Absent

Whether Report

Soft rain outside, and cool air moving in. There were so many things I wanted to write about this weekend that the collision has left me dumb. I’m not sure whether I’m really getting anywhere, or just picking nits. But then again, the more I think about placing the representation of life in literature against the representation of life in photographs, the more fertile I think it is. What seems to be at stake is the definition of what reality is, because a person really needs to have a clear conception of the reality they seek to convey before they try to figure out the parameters of realism.

Today, I really feel foggy. Today, I feel like cleaning up this mess. I feel like baking bread and listening to the rain.

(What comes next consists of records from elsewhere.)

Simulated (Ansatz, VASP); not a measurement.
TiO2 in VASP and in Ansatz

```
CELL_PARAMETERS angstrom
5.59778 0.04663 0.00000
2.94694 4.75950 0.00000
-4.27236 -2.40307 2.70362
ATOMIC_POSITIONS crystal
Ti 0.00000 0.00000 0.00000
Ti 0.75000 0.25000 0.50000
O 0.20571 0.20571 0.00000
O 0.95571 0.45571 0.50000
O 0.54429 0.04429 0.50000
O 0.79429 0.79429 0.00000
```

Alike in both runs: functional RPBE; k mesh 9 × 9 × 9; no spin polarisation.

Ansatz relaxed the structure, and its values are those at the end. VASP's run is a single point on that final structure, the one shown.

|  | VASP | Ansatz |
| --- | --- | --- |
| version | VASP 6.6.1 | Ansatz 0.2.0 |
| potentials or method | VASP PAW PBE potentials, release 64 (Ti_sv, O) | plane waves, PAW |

Every time I try to read something today I get caught in error. For example, Geoffrey Batchen refers to “English Poet John Thompson (1700-1748)” It’s Thomson damnit! To make matters worse, he cites someone citing the introduction to The Seasons, rather than bothering to look it up himself. I was thinking I hadn’t written anything about Bravo’s death, and probably should. Again, I see nothing but errors. I looked and see if Weston noted anything about their meeting in his daybooks, and glanced down in the index to see Robinson Crusoe by Herman Melville. Excuse me? I looked, and it was the editor Nancy Newhall’s mistake, not Weston’s. Weston remarked that the joy of reading it to his sons Neil and Cole was greater than the adventure of the story itself. On the same pages, I noted Newhall’s quote of Weston saying that he had “to save a jew notes, in no particular order”. A jew notes? Somehow, I don’t think that’s accurate.

Cultures are built around stories. As they are repeated, and errors build up, it seems like we have to rewrite history to suit ourselves, to correct what we perceive as errors. I decided to note something Manuel Alvarez Bravo said:

Popular Art is the art of the People

A popular painter is an artisan who, as in the Middle Ages, remains anonymous. His work needs no advertisement, as it is done for the people around him. The more pretentious artist craves to become famous, and it is characteristic of his work that it is bought for the name rather than for the work— a name that is built up by propaganda.

Before the Conquest all art was of the people, and popular art has ceased to exist in Mexico. The art called Popular is quite fugitive in character, of sensitive and personal quality, with less of the impersonal or intellectual characteristics that are the essence of the art of the schools. It is the work of talent nourished by personal experience and by that of the community— rather than being taken from the experiences of other painters in other times and other cultures, which forms the intellectual chain of nonpopular art.

I think this is wrong too. Schools are made of people. Cultures are formed and transfigured through interaction and assimilation of other people. There is no golden age outside, no state of purity that ever existed. It’s all full of errors, misreadings, and passed down stories. Each time we rewrite them, we always want to construct a demon, and that demon is usually bad intentions. Only good intentions will do, to prop-up a mythic culture of repeated representations. I agree that the best art is local— in that it has an effect on the people who see or read it. But art always recedes into a past populated by people we can never know, people that we fetishize for their difference.

The power of anonymity was well exploited by Defoe, Swift, and Richardson. It’s just another cultural trope. It is not a badge of honor, nor the mark of a golden age. Anonymity is a self-imposed death which allows you to join the mythic past.

“The People” is a mythic construct too, and as such is always absent (just like my brain today).

1 thought on “Absent”

  1. “To save, a jew notes, in no particular order….” Weblogging as part of the international Zionist conspiracy? Does Barger know about this?